It is interesting to note in this connection that Jesus Christ is the “Seed of the Woman.” In Scripture, all the genealogies are reckoned on the male side; so and so begat so and so, and on and on it goes. A man’s seed was reckoned in his sons. This is true even though he may have begotten a number of daughters, too. But there is one exception to this rule. He who was the chief of them all, Jesus Christ, the King of kings, the Lord of lords, the Prince of the kings of the earth, the King of saints, the Blessed and only Potentate, the only begotten Son of God, the Saviour of all mankind is reckoned as the “Seed of Woman.” True, after the stream of His genealogy started it was picked up and run through the male side, too, from generation to generation; but it was headed in the woman and He was declared to be the “Seed of the Woman.”

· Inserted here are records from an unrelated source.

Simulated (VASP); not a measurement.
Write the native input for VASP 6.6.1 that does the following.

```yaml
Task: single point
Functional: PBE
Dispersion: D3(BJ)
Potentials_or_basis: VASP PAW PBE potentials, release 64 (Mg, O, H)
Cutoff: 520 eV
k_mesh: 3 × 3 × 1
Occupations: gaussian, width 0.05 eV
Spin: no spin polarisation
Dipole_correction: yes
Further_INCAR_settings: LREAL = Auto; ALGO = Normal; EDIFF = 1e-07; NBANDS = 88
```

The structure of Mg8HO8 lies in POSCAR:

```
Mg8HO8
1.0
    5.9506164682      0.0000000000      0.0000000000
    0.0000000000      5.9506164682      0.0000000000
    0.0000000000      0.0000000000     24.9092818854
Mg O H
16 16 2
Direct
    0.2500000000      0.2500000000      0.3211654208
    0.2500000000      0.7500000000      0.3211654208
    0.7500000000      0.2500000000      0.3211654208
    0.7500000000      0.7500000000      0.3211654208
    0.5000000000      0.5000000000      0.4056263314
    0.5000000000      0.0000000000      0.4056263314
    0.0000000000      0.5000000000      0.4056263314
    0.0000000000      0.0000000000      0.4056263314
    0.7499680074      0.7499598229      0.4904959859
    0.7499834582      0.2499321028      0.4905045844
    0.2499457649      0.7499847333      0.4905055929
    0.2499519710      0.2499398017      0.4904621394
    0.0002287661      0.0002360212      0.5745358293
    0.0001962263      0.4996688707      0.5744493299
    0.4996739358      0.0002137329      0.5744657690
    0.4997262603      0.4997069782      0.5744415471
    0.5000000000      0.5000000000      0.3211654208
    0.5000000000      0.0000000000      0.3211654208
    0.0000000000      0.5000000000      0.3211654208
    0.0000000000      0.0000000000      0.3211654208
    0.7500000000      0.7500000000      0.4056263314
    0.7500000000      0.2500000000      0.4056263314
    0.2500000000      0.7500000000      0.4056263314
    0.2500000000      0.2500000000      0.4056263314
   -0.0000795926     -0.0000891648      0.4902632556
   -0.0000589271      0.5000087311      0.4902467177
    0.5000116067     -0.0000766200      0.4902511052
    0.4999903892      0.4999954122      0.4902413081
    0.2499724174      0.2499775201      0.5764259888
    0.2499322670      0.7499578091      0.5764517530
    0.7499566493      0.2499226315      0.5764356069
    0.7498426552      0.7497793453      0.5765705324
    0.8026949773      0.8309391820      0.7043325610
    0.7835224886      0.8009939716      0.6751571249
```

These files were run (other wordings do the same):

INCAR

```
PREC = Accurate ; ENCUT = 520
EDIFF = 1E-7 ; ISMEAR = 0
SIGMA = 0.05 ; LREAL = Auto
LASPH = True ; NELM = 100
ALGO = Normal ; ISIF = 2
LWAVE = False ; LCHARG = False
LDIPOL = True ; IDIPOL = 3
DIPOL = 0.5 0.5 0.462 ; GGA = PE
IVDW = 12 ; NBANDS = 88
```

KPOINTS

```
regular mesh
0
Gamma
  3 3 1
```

After the stream ran through the male side for several hundred years, it surfaced in the woman in Isaiah 7:14, where we read, “Therefore the Lord himself shall give you a sign; Behold, a virgin shall conceive, and bear a son, and shall call his name Immanuel.” Accordingly, we read in Luke 1:26-35, that the angel Gabriel appeared to a virgin named Mary and announced to her that she was going to conceive and bear a son and said some very exalting, majestic things about Him. She questioned how this could be since she was a single woman, but Gabriel explained to her that the Holy Ghost would come upon her and the Highest would overshadow her, and therefore that holy thing which would be born of her would be called the Son of God. The prophecy of Isaiah 7:14 surfaced again in Matthew 1:20-25, where the angel is explaining to Joseph about this miraculous, spiritual phenomena which was baffling him. The angel told him that it was by the Holy Ghost and that it was the fulfillment of Isaiah 7:14.

So the Saviour was clearly and totally the seed of the woman and I am satisfied in my own mind to accept this as the solution to I Tim 2:15. Acts 17:30 says that now God “…commandeth all men every where to repent.” As noted before, when the Scriptures speak of man or men in regards to salvation, they are referring to human kind all of them; both male and female. So women are required to repent the same as men. That much is clear.